You want someone who's not afraid to own up to mistakes and say they're sorry, but who can also confidently deliver answers to satisfy the customer that the incident won't happen again.
9. You've identified a key customer who seems ideal for an upgrade. What do you do before meeting with them?
Your CSM should be the voice of your customers. That means understanding their needs and always having their best interests at heart.
But to meet company goals, they must build a bridge between your customers and other departments (i.e., sales).
As a CSM, you don't want to push for an upsell or cross-sell for the sake of a sale. That approach erodes trust and can cause customer churn. It can also harm internal relationships between your CSM and different departments.
Your ideal CSM should seek to meet with relevant departments first to check the upgrade's features match the customer's needs.
As with question five, look for answers considering other relationship dynamics between the customer and the company.
A good candidate will also preempt customer questions about the product features and field those questions to the right colleagues. That means they can come prepared for the customer meeting.
10. A long-term customer has mentioned something they dislike about your company's product. What do you do?
A good CSM doesn't just handle the positive news. They manage the bad news, too. But the great ones see 'negative' feedback as an opportunity for product improvement, happier customers, and company growth.

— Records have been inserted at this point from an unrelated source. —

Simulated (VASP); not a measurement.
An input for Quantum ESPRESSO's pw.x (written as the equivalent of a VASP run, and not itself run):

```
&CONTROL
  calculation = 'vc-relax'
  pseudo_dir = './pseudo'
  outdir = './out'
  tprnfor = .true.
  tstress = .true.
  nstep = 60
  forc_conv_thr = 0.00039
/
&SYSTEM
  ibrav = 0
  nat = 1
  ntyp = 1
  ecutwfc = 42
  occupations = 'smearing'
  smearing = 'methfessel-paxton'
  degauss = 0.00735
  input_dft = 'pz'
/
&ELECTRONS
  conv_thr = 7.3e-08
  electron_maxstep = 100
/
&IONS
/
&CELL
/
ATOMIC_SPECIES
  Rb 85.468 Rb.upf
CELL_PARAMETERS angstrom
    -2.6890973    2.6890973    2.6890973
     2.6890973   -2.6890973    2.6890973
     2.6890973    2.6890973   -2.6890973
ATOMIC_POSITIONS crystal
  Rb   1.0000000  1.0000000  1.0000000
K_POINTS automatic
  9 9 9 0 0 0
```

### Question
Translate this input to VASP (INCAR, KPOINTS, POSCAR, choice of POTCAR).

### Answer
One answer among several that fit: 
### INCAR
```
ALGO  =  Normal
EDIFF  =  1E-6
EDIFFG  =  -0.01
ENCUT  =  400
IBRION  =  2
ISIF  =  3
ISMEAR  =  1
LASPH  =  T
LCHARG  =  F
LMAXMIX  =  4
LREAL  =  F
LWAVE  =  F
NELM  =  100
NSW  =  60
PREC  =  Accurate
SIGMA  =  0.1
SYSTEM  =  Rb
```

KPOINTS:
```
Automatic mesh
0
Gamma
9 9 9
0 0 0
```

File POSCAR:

This question evaluates how candidates deal with feedback and whether they have a customer-first mindset. It also tests their interpersonal, analytical, and problem-solving skills.
Look for answers demonstrating your CSM has actively listened to the customer, analyzed the feedback, and created potential solutions to discuss internally.
If the candidate feels it's best to relay the feedback to the product team, that shows they have the customer's best interests at heart.
If they discuss how they'd share the feedback internally, demonstrating diplomacy, that shows relationship-building skills.
Great candidates will also aim to communicate the feedback in a way that highlights potential business growth and gets the product team excited. That shows a high level of business acumen.
11. How do you research a product or service in a niche you're unfamiliar with?
Whatever the niche or product, your CSM will face complex customer queries. Because of this, they need to make it their business to know the ins and outs of your products and services.
Even if you're only interviewing candidates familiar with your niche, this question will give you an insight into their research process. It'll also show you if and how they collaborate with other departments to become a subject matter authority.
Savvy candidates may suggest meeting with different departments — i.e., the existing customer success team — to learn about common customer queries.
They may also want to speak to the sales team to understand how a product solves customer pain points.
12. Accountability is one of our core values. As a CSM, how would you demonstrate that in your role?
This question shows how to integrate your company values into the hiring process. We've structured it so you can easily change the core value to suit your business.
But whichever value you choose, you want to see how the candidate would demonstrate it in their working day. In the case of accountability, that could be taking ownership of a mistake or a specific part of the customer success process.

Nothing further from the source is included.